Following the Federal Government’s ban on rice importation through the land borders, local rice millers are finding it difficult to cope with the demand for the commodity from dealers.
Only Umza Rice, the largest local rice mill in Nigeria, which is located in Kano, is currently supplying most markets in the country.
Many dealers expressed anger over depositing money to the company for months without getting any supply.
Consumption of rice in Nigeria is put at over six million metric tonnes per annum. Local production is about 2.8 million metric tonnes while imports account for 2.5 million metric tonnes.
Local production recently dropped from 2.835 million metric tonnes to about 2.701 million metric tonnes, according to data from the United States Department of Agriculture.

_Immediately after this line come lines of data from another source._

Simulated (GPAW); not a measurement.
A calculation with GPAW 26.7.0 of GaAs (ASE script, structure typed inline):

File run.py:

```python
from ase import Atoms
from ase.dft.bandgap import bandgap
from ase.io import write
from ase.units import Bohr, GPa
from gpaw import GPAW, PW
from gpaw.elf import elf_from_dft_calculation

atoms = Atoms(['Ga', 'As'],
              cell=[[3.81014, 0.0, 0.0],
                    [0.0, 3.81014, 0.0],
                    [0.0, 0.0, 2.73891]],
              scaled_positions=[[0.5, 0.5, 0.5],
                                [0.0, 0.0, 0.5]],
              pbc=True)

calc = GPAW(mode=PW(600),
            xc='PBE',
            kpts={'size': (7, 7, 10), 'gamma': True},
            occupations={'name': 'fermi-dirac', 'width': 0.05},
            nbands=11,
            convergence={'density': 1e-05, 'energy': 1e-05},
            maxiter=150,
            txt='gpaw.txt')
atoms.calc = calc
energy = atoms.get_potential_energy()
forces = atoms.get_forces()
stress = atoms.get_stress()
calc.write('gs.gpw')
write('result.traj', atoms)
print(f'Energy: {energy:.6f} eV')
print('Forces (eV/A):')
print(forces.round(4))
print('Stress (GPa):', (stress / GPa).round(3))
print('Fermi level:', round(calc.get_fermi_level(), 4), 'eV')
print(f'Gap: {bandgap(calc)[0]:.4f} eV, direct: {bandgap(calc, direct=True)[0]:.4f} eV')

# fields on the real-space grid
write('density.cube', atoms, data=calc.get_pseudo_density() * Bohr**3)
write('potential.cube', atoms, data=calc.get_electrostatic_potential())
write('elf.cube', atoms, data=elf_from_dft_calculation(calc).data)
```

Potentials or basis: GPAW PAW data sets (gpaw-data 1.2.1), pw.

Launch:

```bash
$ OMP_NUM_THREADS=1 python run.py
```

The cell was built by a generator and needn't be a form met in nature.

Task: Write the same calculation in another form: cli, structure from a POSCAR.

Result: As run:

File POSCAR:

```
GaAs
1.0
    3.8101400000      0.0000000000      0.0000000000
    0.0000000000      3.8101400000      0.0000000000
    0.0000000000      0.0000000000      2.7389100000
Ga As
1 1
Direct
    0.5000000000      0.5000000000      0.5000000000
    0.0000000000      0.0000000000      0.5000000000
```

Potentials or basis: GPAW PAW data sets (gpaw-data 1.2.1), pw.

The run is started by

The USDA projected that local rice production would hit 2.730 million metric tonnes by December 2017. Imports are also expected to fall by 400,000 metric tonnes to 2.1 metric tonnes by 2017.
A major rice distributor in Lagos, Mrs. Olufunke Coker, said she had paid for the 10 trailers of rice for the past one month but she could only get two trailers.
Umza was said to be so overwhelmed with orders that the management of the company had resorted to rejecting fresh orders from people needing the commodity.
Although importation of rice is allowed through the seaports, importers said they were required to source for forex from the parallel market at the exchange rate of over N400 to one dollar to bring the product into the country.
Investigations revealed that the situation sometimes forced dealers to buy smuggled rice from Cotonou at the risk of having their consignments impounded by the Nigeria Customs Service.
Recently, officials of the NCS seized more than six trailers of rice suspected to be smuggled from some shops at the Iddo Railway Terminus, Lagos.
The spokesman for the NCS, Mr. Wale Adeniyi, said the service had received information that some smuggled trailers of rice were taken to the terminus, which prompted the raid.
Following the fall in crude oil prices and drop in Nigeria’s foreign reserves, the government had through the Central Bank of Nigeria restricted importation including banning the importation of rice.
It was gathered that efforts by major rice producing states to boost production in November 2015 had resulted in the adoption of the dry season rice farming scheme, deploying improved rice seedlings in Kebbi State.
Speaking in an interview, the former Deputy Governor of Kebbi State, Sulaiman Argungu, said the dry season farming had yielded a harvest of 1.5 million metric tonnes of paddy rice.
An Anambra State local rice miller and Chairman of Stine Industries, Chief Akai Egwuonwu, said rice production would increase by November this year, adding that this could push down the price of the product, currently hovering around N20, 000 per 50kg bag.